A violation of Einstein's theory -- wow -- physics doesn't get more exciting than that. Or so the science punditry has it. A few days ago the OPERA (The Oscillation Project with Emulsion-tRacking Apparatus) experiment in Italy announced they had measured particles to be traveling faster than the speed of light. The implications of this discovery could be sensational -- if it is actually correct and if the least conservative interpretation of the result -- faster than light travel with consequent time travel possibilities -- turns out to be right.
That's unlikely. As I discuss in my book Knocking on Heaven's Door: How Physics and Scientific Thinking Illuminate the Universe and the Modern World -- physics in progress is often messy. It's not always the pristine laws and predictions of those laws that many envision when describing science. Scientific research involves going beyond the well-trodden and well-tested ideas and theories that form the core of scientific knowledge. During the time scientists are working things out, some results will be right and others will be wrong. Over time the right results will emerge.
Going beyond the well-established core of knowledge requires experiments that are often at the limit of technology. It also involves ideas that are internally consistent but that we don't yet know to be realized in the universe. These ideas can be very different from existing scientific theories. But they can be essential in more extreme regimes of distance or precision than were previously possible to observe. Such new theories wouldn't negate the successful predictions from before. Even if more fundamental, they would be necessary only when experiments reach the level of precision at which they could make a difference.
That means that the experiment itself could be wrong because the technology or other aspects of the experiment were not fully understood. Or they could be right in which case existing physical theory is an approximation of a more exact and fundamental theory that underlies it. This particular result could even be consistent with an exotic version of the warped extra-dimensional theory that Raman Sundrum and I developed and that I also explain in my book.
So let's step back and consider what this experiment tells us. It attempted to measure the speed of particles called neutrinos. Neutrinos -- like all other elementary particles -- are defined by their charges. They have the root neutral in their name, and indeed they have zero electric charge so they are impervious to the electromagnetic force. They also don't interact under the strong force -- the powerful force that holds particles called quarks together inside a proton or neutron. But neutrinos do interact -- albeit very weakly. In fact, the force through which they interact is known as the weak force. This is the force responsible for nuclear beta decay, which, for example, permits a neutron to decay into a proton, electron, and a third particle -- the neutrino which without extremely carefully designed experiments leaves no observable signatures of its own (strictly speaking, it is the neutrino's antiparticle known as the antineutrino).

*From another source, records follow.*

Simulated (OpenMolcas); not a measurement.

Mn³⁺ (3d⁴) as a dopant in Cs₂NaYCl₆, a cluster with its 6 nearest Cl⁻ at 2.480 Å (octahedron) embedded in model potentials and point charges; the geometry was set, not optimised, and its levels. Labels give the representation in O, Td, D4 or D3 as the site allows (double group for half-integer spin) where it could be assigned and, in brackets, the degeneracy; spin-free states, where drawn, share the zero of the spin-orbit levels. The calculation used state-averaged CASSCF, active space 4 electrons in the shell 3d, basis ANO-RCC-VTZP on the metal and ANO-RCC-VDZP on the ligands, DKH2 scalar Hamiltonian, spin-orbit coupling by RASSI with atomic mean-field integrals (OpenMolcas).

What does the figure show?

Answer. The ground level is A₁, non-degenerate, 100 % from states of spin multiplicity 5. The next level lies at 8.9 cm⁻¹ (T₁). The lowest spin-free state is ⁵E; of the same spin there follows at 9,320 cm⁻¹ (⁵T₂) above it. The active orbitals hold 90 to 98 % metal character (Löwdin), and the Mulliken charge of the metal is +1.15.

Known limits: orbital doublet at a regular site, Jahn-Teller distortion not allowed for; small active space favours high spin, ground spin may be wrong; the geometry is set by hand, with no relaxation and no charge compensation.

Because they interact only weakly, neutrinos are difficult to detect and measure. But difficult and impossible are not the same thing. Experimenters have found clever ways to detect a tiny fraction of the neutrinos in enormous shielded detection devices. The detectors are huge in order to provide more opportunities for neutrinos to interact in order to compensate for the weakness of the interaction. And they are shielded (and buried deep underground) so cosmic rays won't confuse the neutrinos signal they wish to measure.
Physicists are interested in measuring neutrino properties because they tell us about the structure of the Standard Model, the well-tested theory that describes matter's most basic elements and interactions. They measure neutrino masses, as well as a very interesting property of neutrinos known as neutrino oscillation -- the fact that neutrinos can oscillate back and forth into each other -- that is one type of neutrino can get transmuted into another type as they travel along through space or matter.
Physicists want to measure how often this happens and they therefore have set up experiments in which neutrinos of one type get produced in one location and neutrinos of another type are detected elsewhere. How far away they put the detector depends on how big a distance is needed for an oscillation to occur.
Which brings us back to the OPERA experiment. Neutrinos are produced at CERN, the particle physics facility near Geneva that also houses the Large Hadron Collider. And they are detected in a big device located in the Gran Sasso cavern in central Italy, 730 km southeast from CERN. The experimenters make detailed measurements of everything they can, including the distance between the experiments and how long it takes for neutrinos to traverse this distance, which in principle tells about the neutrino mass. The measurements are very challenging and the experimenters are to be applauded for taking on this daunting task.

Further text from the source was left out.